So Mathis opened the Stein Vine at Bloomingdale and Kings avenues and joined the craft beer market that has grown into a national trend.
Craft and craft-style beer sales more than doubled from 2007 to 2012 — from $5.7 billion to $12 billion, according to a Mintel market study reported in the Nation’s Restaurant News in April.
This even though craft beer generally has higher prices.
The report also noted that the rest of the beer categories had shown flat to declining sales in the wake of the recession.
The developing following in the Tampa Bay area, reflecting the national trend, is obvious from retail to upstart independent brewers and from home-brew masters to pubs both big and small.
From our founding fathers to Homer Simpson, ales and lagers have become as much a part of America’s fabric as baseball and apple pie.
“Beer has had a place throughout history in nearly every society,” Jason Lyons, a Brandon area home brewer, said.
Through the advent of the railroads and lagering, America took its place at the top of the global beer market with megacompanies like Budweiser and Miller leading the way. But those beers, which are categorized by light flavor and body, now have to share the spotlight with craft beer.
Made on a smaller, artisan level, craft beer generally packs a more powerful punch of palate-puckering hops and sweet, roasty malt. As consumers’ appetites for these types of beers increased, so did production.
Exotic flavor combinations drew in adventurous drinkers. Searching out the newest products became chic. And the beers started becoming more prominently displayed and offered in everything from convenience stores to local bars.
“Almost any restaurant you go now, you’re going to find some good selections,” said Lindsay Nichols, a manager at the Brass Tap at Westfield Brandon.
The home brewer
Jason Lyons siphons a little beer out of a large glass container, pulls out a hydrometer and measures the alcohol content of his newest creation, an Oktoberfest. He takes a small swig of the still uncarbonated brew and approvingly nods while checking the color and clarity.
“I can’t wait for this one,” he says.
Lyons is one of many area residents who are dabbling in the world of home brewing. Startup equipment costs less than $100, and with a few ingredients and a recipe, a drinkable ale can be achieved in two weeks.

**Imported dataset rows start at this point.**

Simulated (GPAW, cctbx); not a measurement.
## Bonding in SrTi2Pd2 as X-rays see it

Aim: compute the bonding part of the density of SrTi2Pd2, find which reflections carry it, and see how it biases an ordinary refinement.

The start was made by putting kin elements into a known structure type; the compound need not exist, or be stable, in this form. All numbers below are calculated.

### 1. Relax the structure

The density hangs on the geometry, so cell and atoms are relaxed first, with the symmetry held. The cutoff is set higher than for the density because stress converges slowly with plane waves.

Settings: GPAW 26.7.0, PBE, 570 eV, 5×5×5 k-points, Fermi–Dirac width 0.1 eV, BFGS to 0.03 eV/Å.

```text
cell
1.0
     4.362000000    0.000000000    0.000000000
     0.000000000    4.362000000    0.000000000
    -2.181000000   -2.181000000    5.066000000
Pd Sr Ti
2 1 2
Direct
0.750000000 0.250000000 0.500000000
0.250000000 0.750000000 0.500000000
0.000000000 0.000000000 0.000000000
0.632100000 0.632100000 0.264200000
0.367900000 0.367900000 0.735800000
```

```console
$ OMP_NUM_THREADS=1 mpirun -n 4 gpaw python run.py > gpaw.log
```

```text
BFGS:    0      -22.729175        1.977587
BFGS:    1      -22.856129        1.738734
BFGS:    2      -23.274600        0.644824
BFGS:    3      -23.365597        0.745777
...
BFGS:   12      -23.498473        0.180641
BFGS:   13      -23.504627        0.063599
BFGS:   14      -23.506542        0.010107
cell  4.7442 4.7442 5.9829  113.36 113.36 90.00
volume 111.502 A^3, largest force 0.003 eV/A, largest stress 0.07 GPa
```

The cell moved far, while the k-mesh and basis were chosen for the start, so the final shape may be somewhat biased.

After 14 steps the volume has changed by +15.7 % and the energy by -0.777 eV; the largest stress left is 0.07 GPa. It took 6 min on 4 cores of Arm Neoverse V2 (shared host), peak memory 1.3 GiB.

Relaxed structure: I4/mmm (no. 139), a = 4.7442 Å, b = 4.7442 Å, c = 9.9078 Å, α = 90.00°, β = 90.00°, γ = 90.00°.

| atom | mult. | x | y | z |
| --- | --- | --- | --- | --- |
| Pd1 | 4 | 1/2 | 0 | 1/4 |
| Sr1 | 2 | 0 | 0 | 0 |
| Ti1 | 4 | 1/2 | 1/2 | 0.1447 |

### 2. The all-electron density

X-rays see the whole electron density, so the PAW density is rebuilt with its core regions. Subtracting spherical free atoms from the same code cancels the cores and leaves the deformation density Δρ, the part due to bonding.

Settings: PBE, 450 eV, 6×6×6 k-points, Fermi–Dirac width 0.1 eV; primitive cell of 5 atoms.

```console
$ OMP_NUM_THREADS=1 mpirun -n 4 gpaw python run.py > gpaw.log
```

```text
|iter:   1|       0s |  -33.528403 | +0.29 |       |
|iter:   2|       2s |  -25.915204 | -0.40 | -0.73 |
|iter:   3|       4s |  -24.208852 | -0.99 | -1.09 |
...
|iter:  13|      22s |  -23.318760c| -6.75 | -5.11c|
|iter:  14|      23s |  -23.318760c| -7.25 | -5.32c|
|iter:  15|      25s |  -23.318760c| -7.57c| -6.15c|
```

“You don’t need a degree in chemical engineering to make beer,” said Francis Booth, owner of Booth’s Brewing and Bar Supply in Brandon. “It just takes a little patience and practice.”
Of course, brewing drinkable beer and award-winning beer are two different things. Lyons mastered the first rather quickly and achieved the latter this year when he captured a gold medal at the Best Florida Beer Championships.
“It’s the Super Bowl for home brewing in the state,” he said.
His doppelbock, a dark malty sledgehammer of a beer, checked in at 7.2 percent alcohol. Most American macro lagers are less than 5 percent. (Fun fact: Doppelbock emerged in the late 18th century as a powerful lager variant of monks’ “liquid bread,” which they brewed for the Lenten fast, says the German Beer Institute.)
Lyons competes throughout Florida on the home brewers circuit and has plans to open a brewery locally within five years.
Fun with DIY
Booth’s, at 333 Falkenburg Road, and Bootleggers, at 650 Oakfield Drive, offer extensive supplies for novices and experts and classes for beginners. Booth’s will expand in the next two months to include an on-site brewery.
“Right now we are working on a Caribbean farmhouse ale that has some mango, ginger and habanero in it,” Booth said. “Beer has gone gourmet.”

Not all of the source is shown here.